Photo by Antonius Smal on Unsplash

We were naturally outraged by someone defecating on our stoep. To be clear about this, we realised from the beginning that the responsible individual could not be much more than a foot tall. The size of the droppings told us so. Nevertheless, we felt this was very impolite.

We first became aware of this outrageous behaviour one Monday morning. We have a sliding door from our lounge onto the stoep, and there it was, right in front of the door. If you were not careful you would step into it.

We cleaned it up and were prepared to forget the whole thing. Once can be forgiven, but when a new dropping is waiting the next morning, your patience starts to wear a bit thin. “Are we sure it’s the same culprit?” I asked Miriam.

“Well, it’s the same size in both thickness and length,” she said.

“What about the composition,” I said. “Can we tell if the stomach contents were the same each night?”

“I suppose that’s possible,” she said. “You look into it. I’m not going to.”

I thought that was rather unsporting of her. But I also did not want to get my hands dirty, so we decided to leave the stomach contents a mystery. At that point our night visitor found some other place to do his business. I opened the door carefully the next morning and peeped out before stepping boldly into the new day and possibly into his next offering. This time there was nothing.

That situation lasted for three nights. Then he was back, choosing the same spot, in front of our sliding door. “That’s it,” I said. “Let’s identify the little sod and take retaliatory steps.”

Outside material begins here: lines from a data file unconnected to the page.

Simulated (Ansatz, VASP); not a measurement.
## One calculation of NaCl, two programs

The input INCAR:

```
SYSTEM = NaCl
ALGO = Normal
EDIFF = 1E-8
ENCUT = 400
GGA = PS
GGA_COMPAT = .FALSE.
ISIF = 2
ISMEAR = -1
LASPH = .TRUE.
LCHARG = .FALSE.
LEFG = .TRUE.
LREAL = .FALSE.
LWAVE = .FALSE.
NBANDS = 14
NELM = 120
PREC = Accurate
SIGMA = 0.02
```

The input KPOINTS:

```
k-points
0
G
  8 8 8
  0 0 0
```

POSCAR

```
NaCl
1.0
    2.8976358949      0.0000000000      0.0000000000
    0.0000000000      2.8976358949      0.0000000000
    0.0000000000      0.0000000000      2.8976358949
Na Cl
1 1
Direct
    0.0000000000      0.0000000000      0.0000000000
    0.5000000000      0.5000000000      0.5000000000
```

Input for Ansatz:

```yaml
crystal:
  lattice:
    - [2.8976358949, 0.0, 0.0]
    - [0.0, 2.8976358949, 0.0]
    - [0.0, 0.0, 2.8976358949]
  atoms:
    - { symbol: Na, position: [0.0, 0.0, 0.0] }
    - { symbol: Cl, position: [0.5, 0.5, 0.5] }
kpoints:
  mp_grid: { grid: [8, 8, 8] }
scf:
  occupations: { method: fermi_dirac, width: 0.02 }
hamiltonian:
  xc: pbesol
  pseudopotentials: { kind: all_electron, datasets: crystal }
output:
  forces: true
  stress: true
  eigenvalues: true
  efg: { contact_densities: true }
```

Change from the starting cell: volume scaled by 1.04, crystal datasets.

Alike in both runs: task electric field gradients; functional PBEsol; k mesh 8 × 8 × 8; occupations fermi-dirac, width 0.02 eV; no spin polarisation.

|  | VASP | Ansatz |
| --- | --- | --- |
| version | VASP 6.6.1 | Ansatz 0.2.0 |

“Like what?” Miriam asked.

“I don’t know. Let’s identify him first, then see what is an appropriate form of retaliation.”

So I stood watch that night, seated just inside the door in my recliner. We left a soft light shining on his chosen spot. The idea was right, but the recliner was soft and the night was cool. Somewhere around ten I dozed off and was only wakened by daylight streaming in through the glass of the door.

And there it was again. He had done it right under my nose, demonstrating an utter lack of respect.

The next night I was determined to get him. This time I was fortified by a pot of coffee and sat in an uncomfortable upright chair. It was no place to sleep.

Despite the discomfort, I did fall asleep. But I was wakened by a movement on our impolite visitor’s favourite spot. And, would you believe, I had forgotten to switch on the light. He was just a shadow, about a foot tall and four-legged.

If I was to identify him, I had no choice, but to switch on the light. I reached for the switch, and he must have seen my movement. If I say so myself, I moved quite quickly – but he moved faster. The light came on and I burst through the door, barely restraining a shout of “Gotcha.”

All I saw was a supple movement at the edge of the stoep, then a single leap that I later measured at four metres, from the stoep into one of the nearer trees, followed by a brief rustling in the branches. Then all was still. The light was on and I was in the centre of its glow. At least, he must have been able to identify me.

He has stayed away since then, and every morning when I look out and see no evidence of his visit. I am truly sorry for my clumsiness. I miss him so and am sorry that I destroyed the chance of our relationship developing.